The Confederate States of America, also known as the C.S.A, and commonly referred during the civil war as “the South,” was a group of 11 Southern states that declared independence from the United States of America following the election of Abraham Lincoln as president in 1860. The Confederate States also claimed certain territories of the United States.
What events led to the formation of the Confederacy?
There were tensions between the Northern and Southern states almost since the United States was formed. The Southern economy was largely based on slave-based agriculture, while the Northern economy was largely industrial and commercial. The two regions’ economies and ideals developed in very different ways. The United States Congress passed many compromise laws in an attempt to pacify the two sides, but ultimately, regional differences proved to be too great and Southern states began to declare their independence.
When did the Southern states secede from the Union?
Although Abraham Lincoln had been elected president in late 1860, he did not take office until March 1861. In December 1860, South Carolina became the first state to secede from the United States, or “the Union.” Within a month, Mississippi, Florida, Alabama, and Georgia also seceded from the Union. Louisiana and Texas also seceded before Lincoln took office. Virginia, Arkansas, Tennessee and North Carolina seceded after Lincoln ordered United States forces to capture Fort Sumter, a fort of the United States claimed by South Carolina.
How was the Confederacy formed?
Secessionists had been planning the formation of the Confederacy for years before any states actually seceded from the Union. However, it was not until the Montgomery Convention, held in Montgomery, Alabama on February 4, 1861, that representatives of the Southern states met to form their own government. By February 8, 1861, the Convention adopted the Provisional Constitution of the Confederate States of America. By enacting this document, the Confederate States formally organized their own government. Interestingly, the Confederate Constitution was based on the Constitution of the United States of America; the two documents were very similar.

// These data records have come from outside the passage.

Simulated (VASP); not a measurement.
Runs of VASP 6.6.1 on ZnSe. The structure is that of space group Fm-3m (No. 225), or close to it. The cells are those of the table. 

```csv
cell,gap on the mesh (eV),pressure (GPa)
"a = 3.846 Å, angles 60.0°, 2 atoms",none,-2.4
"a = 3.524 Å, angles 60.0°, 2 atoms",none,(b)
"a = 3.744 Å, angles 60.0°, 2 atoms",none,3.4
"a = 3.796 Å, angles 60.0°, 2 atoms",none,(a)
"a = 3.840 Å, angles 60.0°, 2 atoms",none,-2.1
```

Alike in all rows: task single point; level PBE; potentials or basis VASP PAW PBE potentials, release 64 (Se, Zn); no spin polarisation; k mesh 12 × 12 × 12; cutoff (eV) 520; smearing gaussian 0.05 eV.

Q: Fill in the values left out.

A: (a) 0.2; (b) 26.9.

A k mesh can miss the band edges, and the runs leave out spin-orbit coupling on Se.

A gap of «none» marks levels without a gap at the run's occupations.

Many leaders of the Confederate States were former officials of the United States of America, or of their respective states. The President of the Confederacy, Jefferson Davis, for example, served under United States President Franklin Pierce as Secretary of War from 1853 to 1857. He also served as a United States Senator from the state of Mississippi from 1847 to 1851, and again from 1857 to 1861. Before becoming a U.S. Senator, Davis served the United States in the United States House of Representatives and as a colonel in the United States Army.
Other important political and military leaders included Vice President Alexander Stephens, General-in-Chief Robert E. Lee. Because the Confederate States had a congress similar to the United States that consisted of many members, there were many important Congressional leaders.
How was Davis criticized by other Confederates?
Confederate President Jefferson Davis was criticized for poor selection and quick rotation through cabinet officers such as the Secretaries of State, Treasury, War, and the Attorney General. Each office was held by at least three different people during the four years the Confederacy existed. The position of Secretary of War was held by five different men over the Confederacy’s four years. Davis was criticized as selecting cabinet members based on friendship instead of their experience. Many cabinet members left one position in order to serve elsewhere in the cabinet.
How did the Confederate States of America approach the Civil War?
The main political goal of the Confederate States was to be recognized as an independent nation. The Confederacy made many unsuccessful attempts to gain European allies in the war. On the military end, the C.S.A. largely attempted to defend the territory they controlled against Union attacks. Confederate armies were dispersed among the Confederacy’s vast borders, and through they attempted to coordinate those smaller forces to repel Union attacks, they were largely unsuccessful.
The Confederate Strategy in the Civil War was described by Davis as an “Offensive-Defensive” strategy. In fact, military commentators have noted that, except for a few offensive attacks into Union territory, the Confederate Army attempted to maintain a passive defense of its own territory and resources.
How did the Confederacy end?
After major military victories by Union forces against General Robert E. Lee’s armies, the Union captured the Confederate capital in Richmond, Virginia. Confederate General Robert E. Lee surrendered to Union General Ulysses S. Grant following the Battle of Appomattox Court House in Virginia. Although many Confederate forces were active at the time, most quickly surrendered following Lee’s surrender.
Various political leaders of the Confederate States either fled to Europe or were captured by United States military patrols. All remaining Confederate forces had surrendered by June 1865.